Watch A Tesla Semi Truck Lay Down Rubber While Accelerating Hard
While it’s probably the least relevant stat for such a vehicle, we can’t help but be astonished at Tesla’s claim that minus trailer (or ‘bobtail’), its Semi can do 0-60mph in five seconds. Around about as fast as an E46 BMW M3, in other words.
Well, now we have our first chance to see a trailer-less Tesla lorry accelerating hard. In a 25mph zone. Naughty.
It just looks odd, doesn’t it? The prototype is seen laying down some rubber, before disappearing into the distance at a rate that doesn’t seem feasible for such a large vehicle.
Bobtail-configurated acceleration is fun to watch and all, but much more important is the vehicle’s range. That’ll start at 500 miles, and Tesla says it’ll be possible to recharge from empty to 400 miles in just 30 minutes. The caveat is these charging speeds require a ‘Megacharger’, a new kind of DC charging station which the Californian firm would need to install at destination points and/or along busy routes.
Tesla intends to put the Semi into production during 2019, but given the persistent issues the company has been experiencing with the manufacture of the Model 3, it may well end up being a little later.
Comments
Atleast Electric makes more sense here
WOAH. so still no good electric trucks until 2k20?????
The future doesnt look so bad after all
I don’t know why I expected the video to be exciting
a rolling burnout is a feat for any vehicle, let alone a semi truck with 4 massive wheels to break loose.
Bloody hell!
If they can get the range Tesla is claiming, then that’s excellent. An electric lorry would make so much sense - you really need the torque there and with the high distances they are traveling, they make up for the pollution the battery production causes in no time.
Not to mention the reduced noise pollution coming from the vehicle itself.
Yeah that’s true. I used to join my grandfather for some tours transporting milk and you always can hear that buzzing noise frome that 15 liter v6 wich can be pretty annoying when you sit there for 10 hours (which he doesn’t need to do because it’s not that far but still…)
I agree with you on this, though I just wanted to add a thing; Noise of rolling tires driving on pavement is found to be the biggest contributor of highway noise which increases with higher vehicle speeds. This means that, yes, there is a reduction in noise as electric cars don’t have a combustion engine, but there is probably still a lot of murmur from the tires rolling.
Based on the reliability of Tesla, I think it’s unlikely that the truck will reach particularly a high mileage before the batteries need replaced.

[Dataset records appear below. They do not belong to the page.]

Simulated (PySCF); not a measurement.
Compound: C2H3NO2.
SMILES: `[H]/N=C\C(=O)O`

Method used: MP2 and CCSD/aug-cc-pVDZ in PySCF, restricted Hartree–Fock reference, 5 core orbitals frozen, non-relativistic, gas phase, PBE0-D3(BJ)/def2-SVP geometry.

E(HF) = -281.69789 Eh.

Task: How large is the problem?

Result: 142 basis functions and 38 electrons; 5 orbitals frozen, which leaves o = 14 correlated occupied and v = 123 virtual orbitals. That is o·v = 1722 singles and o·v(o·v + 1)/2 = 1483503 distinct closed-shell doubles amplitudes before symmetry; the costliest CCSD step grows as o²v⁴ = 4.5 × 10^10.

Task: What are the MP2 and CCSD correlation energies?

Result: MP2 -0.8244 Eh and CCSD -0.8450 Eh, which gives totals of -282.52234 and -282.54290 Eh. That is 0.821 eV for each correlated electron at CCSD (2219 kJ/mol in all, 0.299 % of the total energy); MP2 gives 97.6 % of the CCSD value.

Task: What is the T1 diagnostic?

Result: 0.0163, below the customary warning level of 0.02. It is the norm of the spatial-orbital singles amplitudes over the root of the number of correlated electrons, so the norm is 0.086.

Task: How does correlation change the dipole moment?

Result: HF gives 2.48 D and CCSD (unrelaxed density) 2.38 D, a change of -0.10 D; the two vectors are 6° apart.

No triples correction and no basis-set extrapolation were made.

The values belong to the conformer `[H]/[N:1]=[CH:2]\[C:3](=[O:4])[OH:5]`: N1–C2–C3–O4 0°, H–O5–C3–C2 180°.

I highly recommend you to see a video in youtube from real engineering. It has tesla truck in the title…I can’t remember it exactly. He does some math with a 1% steep road and the range decreases miserably…
Energie aint free or without polution. Means even electro truck needs his juice and there you have your polution. We need good Nuclearpowerplants or some Renewable energy for that kind of polution reduction.But they are really good in the cities where they dont pollute our Overpolluted streets. Leave diesel to do big distances and use teslas for delivery in the cities. At least till we mange to increase renewable energie production and improve bateries.
So to get a proper range we need to buy the truck
Well you can always buy a trailer for external batteries
That’s actually quite bad as when it’s hauling something which you normally don’t need to fasten down or not as much, everything will fall over.
Pretty sure no one would do hard acceletations while hauling things
But you are aware that things like securing the load do exist, right?
No sensible lorry driver would accelerate as drastically as to cause that to happen. Don’t invent a problematic hypothesis where there is none
Let’s just hope Tesla get their act together and actually produce this thing in the numbers they can sell.
Electric lorries are great, loads of tourque, no crazy gearboxes, much better acceleration and makes up for alot of pollution. But i think electricity should stick to commercial vehicles
Or perhaps in a way that won’t affect us petrol-loving lads. I mean, if most people go EV, it would be nice for governments to let some leeway for us petrolheads…some sort of exemption or something…but that sounds like a far-fetched dream.
No differentials to maintain, either.